# LED lighting?? When?



## Cory S

I just purchased a new 2013 Husqvarna 12527HV snowblower from my local dealer. It does not have an LED headlight, but the standard incandescent light. In fact, all the models on the floor had incandescent lighting. Yet, the Husqvarna manual states all models from 2012/2013 come with LED lighting standard.

Anyone know why there's model out there without the LED lighting??


----------



## rhenning

LEDs are polarity sensitive and work only on DC electricity. If your blower doesn't have a battery and DC charging system with voltage regulator on it that is the reason why. The 110 volt electric and rope start engine use a cheaper charging sytem for lights. That system produces AC electricity that will only work with incandescent lighting. Roger


----------



## darcy32171

Yesterday I stopped at a dealer and all the ones on the floor had LED and no battery tray on the machine. The one you bought, it wouldn`t have been a brand new old model?


----------



## Cory S

Come to find out, the models on the floor were leftover 2012 models!! I got a little discount, with free delivery also. The LED would have been a neat option, but I guess it doesn't make or break the sale. Got the 12527HV for $999.00 Can't complain.


----------



## superedge88

http://www.snowblowerforum.com/foru...rading-your-snowblower-lights-led-lights.html
Easily change the lightning to some awesome bright LED lighting!


----------



## Cory S

superedge88 said:


> http://www.snowblowerforum.com/foru...rading-your-snowblower-lights-led-lights.html
> Easily change the lightning to some awesome bright LED lighting!

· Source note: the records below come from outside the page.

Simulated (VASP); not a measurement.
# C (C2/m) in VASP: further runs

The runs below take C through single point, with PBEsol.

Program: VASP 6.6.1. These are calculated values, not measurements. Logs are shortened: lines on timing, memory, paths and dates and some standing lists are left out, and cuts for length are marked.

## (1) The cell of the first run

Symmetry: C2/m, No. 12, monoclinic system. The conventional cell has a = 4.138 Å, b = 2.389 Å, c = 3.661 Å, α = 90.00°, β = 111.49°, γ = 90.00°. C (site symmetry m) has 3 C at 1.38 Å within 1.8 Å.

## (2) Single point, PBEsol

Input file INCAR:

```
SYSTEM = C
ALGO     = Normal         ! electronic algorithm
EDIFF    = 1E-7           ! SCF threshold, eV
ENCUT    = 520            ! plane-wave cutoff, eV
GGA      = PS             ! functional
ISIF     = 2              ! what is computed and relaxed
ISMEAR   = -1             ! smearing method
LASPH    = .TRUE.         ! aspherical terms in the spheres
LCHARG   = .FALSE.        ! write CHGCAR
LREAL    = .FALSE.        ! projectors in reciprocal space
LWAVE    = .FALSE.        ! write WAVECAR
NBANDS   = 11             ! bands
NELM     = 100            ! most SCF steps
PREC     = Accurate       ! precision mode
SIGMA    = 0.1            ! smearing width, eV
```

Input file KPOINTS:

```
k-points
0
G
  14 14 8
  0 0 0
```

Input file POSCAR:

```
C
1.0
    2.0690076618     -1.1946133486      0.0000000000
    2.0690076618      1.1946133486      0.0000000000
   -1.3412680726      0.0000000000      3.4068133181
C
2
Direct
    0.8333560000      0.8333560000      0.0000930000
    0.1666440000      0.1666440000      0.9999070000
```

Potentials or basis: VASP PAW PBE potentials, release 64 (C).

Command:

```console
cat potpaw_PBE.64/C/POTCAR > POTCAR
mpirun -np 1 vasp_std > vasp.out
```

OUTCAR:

Yeah, I saw the sticky on that. Pretty easy. I do have great lighting outdoors at my home, so the standard lighting will work fine for now. Now MAYBE if I could get a hold of the complete LED housing right from Husqvarna, and make it look OEM, that would be sweet. (If the cost is reasonable obviously)


----------



## superedge88

rhenning said:


> LEDs are polarity sensitive and work only on DC electricity. If your blower doesn't have a battery and DC charging system with voltage regulator on it that is the reason why. The 110 volt electric and rope start engine use a cheaper charging sytem for lights. That system produces AC electricity that will only work with incandescent lighting. Roger


The LED lights they are now putting on the newer husqvarnas probably just have a bridge rectifier built into the light.

If I had to guess I bet that if you bought the new LED replacement light from Husqvarna I bet it would work, but it's just a guess.

I'd just scrap the dim halogen and mount a couple of 9 watt LED's, one on either side of the console, and wire them up on a bridge rectifier and call it a day.


----------



## darcy32171

Up here in Canada when I was at the dealer that had the Husqvarna blower, I asked about just the light. He said it was ballparked at around $80. Maybe cheaper for you folks down south.


----------